Since her death, things in his humble han have gone from bad to worse, as the area is being worked to death under the crushing yoke of impossibly-high taxation - and the only crops Gonbe doesn't have to pay in taxes are invariably eaten by the local crows, which make for effective target practice in the DLC's combat tutorial.
And Gonbe's had enough.
Rebellions were a whispered but rarely-executed option for the peasantry of Edo and Genroku-era Japan, as strict laws forbade the farmers, fishermen and craftsmen any variety of true weapons. Swords, spears and the implements of war were the sole possession of the Samurai caste, and - hidden cashes of weapons kept beneath floorboards aside - if villagers wished to rise up, they had to do it with the tools of their trade, or what could be cobbled together.
I adore this sort of historical accuracy in A Cause to Daikon for, as Gonbe fights with hand sickles (used for harvesting rice) as a ranged option, a sharpened pole of bamboo (which can get wicked sharp) for graceful combos and air juggles and a simple farmer's hoe, which swings slow and hits like a truck.
The night of that brave choice, which (spoiler) doesn't go well, his dead wife appears to him,
explains that she's found it terribly painful to watch him suffer in the years since her death, and she feels the best thing is just for her to kill him so he can go be dead with her.
Gonbe insists he needs to lead an uprising first, so Otae agrees to accompany him until he's kept his word. Then she'll kill him.
And off they go across Japan!
This mix of historically-accurate cultural norms, supernatural folk tales and energetic storytelling is a big part of Muramasa and its Genroku Legends' minitales success - and it's the single most enjoyable aspect of Daikon. It's not as arresting and involving as Muramasa's campaigns or January's uniformly-excellent Fishy Tales of Nekomata, but it remains a sweet plum.
The combat is less successful. It works - it works just fine, but much of its pleasures are locked behind the three-branched skill tree Gonbe can work through (which upgrades the effectiveness of his weapons and adds additional skills and utilities to his combat mechanics).
|It's not Muramasa without trips to the hot springs in your undies.|
Until those skills are unlocked, Gonbe's combat style is slow-paced (some might suggest tactical) when compared to Okoi's claws or Kisuke's swords. Gonbe's dodge, for example, lasts three times longer than any other character as he comically stumbles back on one leg, pinwheeling his arms through eons of generous invincibility frames before falling on his ass and slowly gathering himself to his feet. It looks funny, it works for the character, but one gets the sense that some of those choices were made in the name of style instead of substance. He feels very different from any other hero Vanillaware have put forth, and thus is a bit uncomfortable to control.
Once you've invested deep enough, Gonbe's zipping back and forth across the screen like a farmer posessed as Otae's spectral fingers fling him to and fro, laying waste to haughty Samurai and demonkind, lifting them into the air for repeated juggling pokes of his bamboo and crushing them beneath his mighty hoe.

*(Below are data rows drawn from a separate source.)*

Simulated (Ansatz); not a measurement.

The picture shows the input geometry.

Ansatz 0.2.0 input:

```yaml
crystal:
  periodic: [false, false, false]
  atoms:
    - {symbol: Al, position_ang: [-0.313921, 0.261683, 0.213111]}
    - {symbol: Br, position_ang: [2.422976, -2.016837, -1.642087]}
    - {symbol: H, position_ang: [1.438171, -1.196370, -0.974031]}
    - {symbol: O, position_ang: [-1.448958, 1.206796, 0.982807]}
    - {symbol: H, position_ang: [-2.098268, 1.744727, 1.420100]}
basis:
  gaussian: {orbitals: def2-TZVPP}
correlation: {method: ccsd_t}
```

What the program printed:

|The final swing of Gonbe's ground combo with the hoe can be charged, and deals huge damage.|
Gonbe himself, with his big round nose, balding head and patchwork clothes, fits in to the gorgeous Japan Vanillaware crafted for Muramasa, but he doesn't fit well in the foreground. His character design and lumbering (almost awkward) animations aren't as beautiful and stylish as the game world he inhabits, and after an awesome samurai princess, a badass rogue ninja and a demonic shapeshifting cat, he's the least enjoyable character to watch and play as.
It's not fun watching Gonbe run.
His story, while painted with rich details and pleasant humor, doesn't offer some fascinating tragic and heroic character evolution - the no-nonsense, hard-working fellow we meet at the beginning of the game is unchanged by the DLC's amusing, comical ending - and there's less, here, between how he plays and who he is, that resonates with the player after flicking off their Vita.
In that way, A Cause to Daikon For is a bit like the later core Ratchet & Clank games - it lacks a bit of the nuance that made its forebears so special, but it's still a game in which you stylishly brawl your way across Genroku-era Japan to the tune of a zany story. It's a game in which you fight a giant, drunken sumo wrestler, a flock of hungry crows and a batallion of pink-uniformed ninja maidens.
It's a game in which, when you die, your departed wife's ghost intercepts your soul as it ascends and forcibly shoves it back into your corpse (if you mash buttons).
It's a game with character. Even with its weaknesses, then, A Cause to Daikon For remains pure Vanillaware - and even an imperfect taste of good Vanillaware is still delicious.